Moreover, the wettability of laser-textured metal surfaces can be changed from hydrophilic to hydrophobic if the textured surface is exposed to air for an extended period of time. Such transitions were observed for stainless steel [11,13], aluminum alloys [10, 14] and other metal alloys [15,16]. This transition is also observed for micro/nanostructures textured using the pulsed lasers operating in the nanosecond, picosecond and femtosecond time domains.

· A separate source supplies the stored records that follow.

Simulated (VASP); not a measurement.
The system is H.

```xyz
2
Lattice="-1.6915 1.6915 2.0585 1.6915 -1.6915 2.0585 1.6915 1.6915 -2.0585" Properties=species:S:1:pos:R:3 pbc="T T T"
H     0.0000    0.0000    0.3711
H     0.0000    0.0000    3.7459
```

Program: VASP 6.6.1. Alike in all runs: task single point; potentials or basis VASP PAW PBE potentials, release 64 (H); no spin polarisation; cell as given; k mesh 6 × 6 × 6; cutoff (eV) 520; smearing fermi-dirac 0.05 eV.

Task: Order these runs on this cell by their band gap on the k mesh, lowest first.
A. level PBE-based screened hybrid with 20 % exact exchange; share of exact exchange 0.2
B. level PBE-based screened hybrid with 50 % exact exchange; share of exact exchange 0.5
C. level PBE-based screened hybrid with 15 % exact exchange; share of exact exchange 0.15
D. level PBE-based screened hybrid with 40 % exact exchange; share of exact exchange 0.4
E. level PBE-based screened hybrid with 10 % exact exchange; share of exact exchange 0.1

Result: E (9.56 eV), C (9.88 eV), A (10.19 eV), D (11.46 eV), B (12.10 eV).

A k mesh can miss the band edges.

Generally, surfaces after the laser treatment are hydrophilic (θw < 30°). Within one week of exposure in air, the wettability changes to hydrophobic (θ w ≈ 90°), and within two weeks or more the surfaces become superhydrophobic with θ w ≈ 150°. The exposure to air does not change the morphology of the micro/nanostructures. However, the surface is influenced by chemical changes. Different processing environments including O2, air, N2, CO2, and Ar during laser texturing of AISI 304 stainless steel were studied in [17]. In one study, the textured samples were kept in sterile individual plastic bags filled with air for 7 days. It was shown that after 7 days the surface textured in argon environment achieves θ w = 125°, whereas surfaces processed in oxygen, air, carbon dioxide, and nitrogen had θ w= 31°, 46°, 50°, and 83°, respectively. XPS study demonstrated a significant amount of carbon on the surface, indicating the adsorption of organic or biomolecules during storage in sterile individual plastic bags. Those studies have shown that laser processing ageing environment influences the wettability transition rate.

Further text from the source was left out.